Rajvi Palace


Unraveling the Mysteries of a Prehistoric Past

Kalibangan, an archaeological wonder, beckons history enthusiasts and explorers to uncover its intriguing prehistoric secrets. This ancient site’s identity as a prehistoric treasure trove was initially brought to light by Luigi Pio Tessitori, an Italian Indologist, whose fascination with ancient Indian texts led him on a remarkable journey of discovery in the early 20th century.

Tessitori was astounded by the character of the ruins in the Kalibangan region and sought assistance from Sir John Marshall of the Archaeological Survey of India (ASI). At that time, ASI had been conducting excavations in Harappa, yet the true nature and significance of the ruins in Kalibangan remained a mystery. Tessitori, a visionary, became the first to recognize that these ruins were not only prehistoric but also pre-Mauryan, marking a unique and significant cultural era.

Regrettably, Tessitori passed away five years before the full extent of the Harappan culture was understood, and the archaeological world came to appreciate the profound significance of Kalibangan in the context of the Indus Valley Civilization.

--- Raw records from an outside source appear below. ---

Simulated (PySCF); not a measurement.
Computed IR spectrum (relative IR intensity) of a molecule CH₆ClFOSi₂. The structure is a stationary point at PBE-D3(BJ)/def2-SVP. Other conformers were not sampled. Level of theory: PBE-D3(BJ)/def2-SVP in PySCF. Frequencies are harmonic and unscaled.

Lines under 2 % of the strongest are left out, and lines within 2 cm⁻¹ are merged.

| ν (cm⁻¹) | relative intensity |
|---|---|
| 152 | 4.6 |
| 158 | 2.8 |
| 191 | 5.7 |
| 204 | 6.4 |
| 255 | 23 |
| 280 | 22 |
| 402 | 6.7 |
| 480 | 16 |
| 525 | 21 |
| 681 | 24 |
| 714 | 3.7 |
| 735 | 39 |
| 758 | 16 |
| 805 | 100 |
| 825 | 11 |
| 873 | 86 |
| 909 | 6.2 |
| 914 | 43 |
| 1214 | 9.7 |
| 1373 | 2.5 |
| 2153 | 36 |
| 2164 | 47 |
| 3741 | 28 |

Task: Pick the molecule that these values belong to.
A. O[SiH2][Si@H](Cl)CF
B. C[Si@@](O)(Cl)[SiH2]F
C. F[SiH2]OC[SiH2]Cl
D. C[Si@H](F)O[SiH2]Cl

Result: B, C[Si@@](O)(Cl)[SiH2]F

Following India’s independence, Indian archaeologists redoubled their efforts to uncover the rich historical heritage within their borders. Amlānand Ghosh, former Director General of ASI, was the first to recognize Kalibangan as a Harappan site officially and earmarked it for excavation. Under the leadership of B. B. Lal, then Director General of ASI, and with the dedicated efforts of a team including Balkrishna (B.K.) Thapar, M. D. Khare, K. M. Shrivastava, and S. P. Jain, an extensive excavation project was launched, spanning nine years from 1960 to 1969.

Kalibangan’s excavation revealed a remarkable dual sequence of cultures. The upper layer, known as Kalibangan I, is associated with the Harappan civilization and showcases a metropolis’s distinctive grid layout characteristic. Below it lies Kalibangan II, previously referred to as pre-Harappan but now recognized as “Early Harappan or antecedent Harappan.” The site’s significance lies in its rich history and contribution to our understanding of the progression of cultures in the region.

Kalibangan’s historical narrative is intertwined with other nearby sites belonging to the Indus Valley Civilization, including Balu in Haryana, Kunal in Haryana, Banawali, and more. These sites collectively offer a glimpse into the prehistoric tapestry of the Indian subcontinent and continue to captivate archaeologists and history enthusiasts alike.

A visit to Kalibangan is a journey back in time, allowing you to explore the mysteries of a prehistoric world meticulously unearthed and pieced together by dedicated archaeologists. It’s a testament to human ingenuity, perseverance, and the quest to uncover our ancient past’s secrets.